Walk forward test of correlated pairs

In today’s post, we are returning to the Relative Value Approach topic, where we have put a methodology for analyzing stocks, in particular stock couples that show co-movement. We will use this co-movement to create a market-neutral trading strategy (in this case pair trading).

In the last post we introduced the part of the application that searches in the given stock titles and selects those whose logarithmic price differences are mutually correlated. However, this result is static, valid for the moment we run the application. The user will also be interested in the stability of these pairs (or their correlation) over time. Therefore, the application is extended by a walk forward test, which is testing the development of correlated pairs over time.

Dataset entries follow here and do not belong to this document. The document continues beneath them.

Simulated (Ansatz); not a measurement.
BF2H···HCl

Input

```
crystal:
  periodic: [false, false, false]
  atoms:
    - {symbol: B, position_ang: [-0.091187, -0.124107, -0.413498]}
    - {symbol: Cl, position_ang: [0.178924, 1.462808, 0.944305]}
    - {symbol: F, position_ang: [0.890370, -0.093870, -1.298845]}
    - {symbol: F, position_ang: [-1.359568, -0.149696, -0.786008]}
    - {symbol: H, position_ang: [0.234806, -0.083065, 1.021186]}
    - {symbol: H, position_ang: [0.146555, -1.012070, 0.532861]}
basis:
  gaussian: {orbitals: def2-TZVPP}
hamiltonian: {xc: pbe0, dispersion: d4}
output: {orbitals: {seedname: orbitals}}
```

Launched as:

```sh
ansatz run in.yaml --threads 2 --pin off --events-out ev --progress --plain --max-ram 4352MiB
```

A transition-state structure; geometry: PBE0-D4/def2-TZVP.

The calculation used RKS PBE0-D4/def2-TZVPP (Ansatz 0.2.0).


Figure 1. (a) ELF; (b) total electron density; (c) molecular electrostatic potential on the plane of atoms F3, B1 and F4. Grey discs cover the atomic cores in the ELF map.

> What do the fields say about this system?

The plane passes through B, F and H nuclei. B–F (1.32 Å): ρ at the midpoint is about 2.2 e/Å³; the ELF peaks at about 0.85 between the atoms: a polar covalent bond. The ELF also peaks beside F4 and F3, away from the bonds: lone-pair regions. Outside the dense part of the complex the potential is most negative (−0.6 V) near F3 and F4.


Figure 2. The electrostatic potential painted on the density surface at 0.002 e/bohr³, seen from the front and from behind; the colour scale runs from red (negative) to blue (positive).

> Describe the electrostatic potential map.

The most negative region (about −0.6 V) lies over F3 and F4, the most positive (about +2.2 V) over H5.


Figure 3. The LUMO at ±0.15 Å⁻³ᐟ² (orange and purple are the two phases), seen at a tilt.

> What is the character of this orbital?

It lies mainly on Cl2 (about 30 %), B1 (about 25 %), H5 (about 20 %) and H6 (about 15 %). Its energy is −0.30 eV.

A non-anchored test is performed within the walk forward test. The beginning and the end are scrolling, ie the test window is not extended. As in the previous case, batching is calculated by linear correlation of logarithmic price differences.


For each pair of in / out-sample correlation thresholds, a walk-forward test was performed:

  • Each walk forward test is a set of partial tests for different walk-window lengths (walk-windows ranging from 2 years to 20 years with a 1 year step)·
  • Each walk-window has a different length of in / out-sample (1 – 20 years, with 1 year step)·
  • The start of in-sample section has been shifted from the beginning of the data by the length of the out-sample section (eg, the 5-year test starts from 1997 to 2013, ie the end of 2018)·
  • The “survival” of the pairs in each walk-window was monitored, ie the number and / the proportion of those in-sample pairs that were also identified in the out-sample section·
  • For example, 80% means that 10 pairs were found in the in-sample, in out-sample were found 8  of these pairs.


The heatmap summarizes the walk-forward test results for a pair of correlation thresholds (in-samle and out-of-sample data). Each stripe of numbers parallel to the main diagonal in the figure represents the results of a set of tests for a certain walk-window length (the sum of the numbers on X and Y is the window length).

The individual boxes show the results for each combination of in-sample and out-sample window lengths. The horizontal axis (X) shows the in-sample window lengths, the vertical (Y) out-sample windows. E.g. the values ​​for the 5-year window test are the points with coordinates (X, Y): (1, 4), (2, 3), (3, 2), (4, 1). Missing fields below the main (or secondary – see above) diagonal mean that no pair in walk-window in the in-sample was found in any of tests. The shorter the walk-windows, the more times they can move over the full length of the data, ie the more partial tests take place, and thus the resulting aggregate value (average, median, etc.) is more robust.

The more favorable (desirable) results are darker, unfavorable lighter, each metric has its “color” (average – blue, median – green, test properties – red, range – purple).


In the first image, in the area of ​​narrowing “1” line near the main diagonal, the survival of couples are extremely negative (0 or crossed out) as well as positive (100%). The area copied the narrowing line of “1” in the number of tests performed (the first red chart), ie the tests performed only once (due to long out-sample / sliding windows). The “XOM-CVX” pair is almost always the result, so it’s the strongest pair across different seasons.


The figure below shows similar results as in the previous case, only the “survival rate with the highest frequency” is calculated instead of “average survival rate”. In other words, the average is replaced by median.


The output of this application function is robustness testing, or better stability of pairs over time. Let’s take an example when a user of the application selects to date a list of couples which are suitable for pair trading.

Then the user thinks about the list and thinks about how the list would change if the export was done yesterday or a year ago … The answer is just a walk forward test that tracks and evaluates changes in the list of pairs over time. By using this feature, the user recognize that XOM-CVX (Exxon Mobil Corporation and Chevron Corporation) is one of the pairs with the strongest interrelationship between the analyzed assets.